I have been building and shipping close to 50 boards for one these boards for my clients (a DMX based Animatronics controller board). I usually ship lots of ten boards to him and he uses them as needed and sends a payment for the boards as they are used. From time to time a board fails and he holds on to them and returns them when he gets a few bad boards. 90% of the time, the boards are fine (bad configuration, i.e. erroneous settings, bad address, etc.). I can usually 'fix' the boards by forcing the configuration to factory settings and then reloading his settings file. Recently I received three failed boards, which turned out to be actual failures. One of the boards had a blown MOSFET that is used to act as a programmable fuse for the servo power rails (programmable current level and trip delay). This failure has occurred before, caused by a dead short at the servo connector (the trip delay was set to long and the MOSFET overheated before the delay expired and the MOSFET is turned off).

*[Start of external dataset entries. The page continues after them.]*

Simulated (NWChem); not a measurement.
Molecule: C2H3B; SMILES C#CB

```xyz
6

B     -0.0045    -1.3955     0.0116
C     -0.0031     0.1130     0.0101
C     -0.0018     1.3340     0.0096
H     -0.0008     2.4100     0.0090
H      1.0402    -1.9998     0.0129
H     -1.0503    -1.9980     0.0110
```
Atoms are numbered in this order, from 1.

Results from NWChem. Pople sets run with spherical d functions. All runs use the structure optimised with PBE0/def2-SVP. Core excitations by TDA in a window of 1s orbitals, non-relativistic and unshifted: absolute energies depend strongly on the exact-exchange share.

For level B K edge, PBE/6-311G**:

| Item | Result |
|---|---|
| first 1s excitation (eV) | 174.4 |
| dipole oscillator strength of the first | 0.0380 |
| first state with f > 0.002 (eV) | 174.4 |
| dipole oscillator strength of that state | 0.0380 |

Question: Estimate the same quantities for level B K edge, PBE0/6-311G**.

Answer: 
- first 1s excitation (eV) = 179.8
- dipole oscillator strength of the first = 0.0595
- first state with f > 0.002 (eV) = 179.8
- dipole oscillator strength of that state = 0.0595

It was the other failures (both boards seemed to have identical issues) that puzzled me greatly. In this case, the device was mostly functional, the DMX reciever was able to receive commands (serial port on the processor/RS485 transceiver), but the servos (12 mux'ed drivers) and the LEDs (RGB) were not commanding correctly. After resetting the configuration settings and reflashing the firmware, the problems still existed. I started probing around and found multiple strange occurrences. First, the timer/PWM signals were non-responsive (fixed signal on one channel and none on the other). The select lines that I used to multiplex the PWM signals into the individual servo channels were not sequencing. Also, the GPIO pin that I used to strobe the LEDs was not being driven correctly. All of this pointed to a problem with the microprocessor (ATMEGA328PB). It is not too often that I have come across a microprocessor that mostly works, so my first thought was to double check the soldering on the processor pins (TQFP-32). Everything looked fine.
After thinking and delaying (not really happy about having to remove/desolder chips), I started to evaluate the costs and labor versus just scrapping the boards. I decided that I would attempt to rescue the board and a started the removal process on the first board. What a total pain! Working on the processor, on a fully populated board (I usually solder all of the IC onto the board first, passives next and then connectors and such last) was going to be a lot more difficult than the assembly process. First I need to remove the 2x3 header used to program the device. My default approach to multi-pin IC removal is to first clip all of the pins, then I remove the chip and cleanup all of the pads (removing any of the clipped leads). With limited access, it was almost impossible to clip the leads. I then used solder wick to remove as much solder as possible and then 'pop' each pin off of the pads by using an exacto knife as a pry tool, while heating the solder joint.
I was able to remove the processor, only damaging two of the pads (oddly, they were not uses, upper left of second photo). Note: these images were shot through the eyepiece on my microscope that I use for soldering.
I then reloaded the firmware on the new processor and re-tested the assembly. The device worked as expected, fully restoring functionality. When reviewing my notes/contacts with this client, I found information that might explain the failures. I guess the client was attempting to control a much larger, linear actuator that required 12 volts (automotive wiper motor) and I as I remember there were multiple failures during his process (external driver between the DMX controller, servo output and the external H-Bridge to drive the actuator). I can only image that there issues sequencing the power (5V on my board and 12V on every thing else) that might have taken out part of (not all) of the functionality of my board/processor.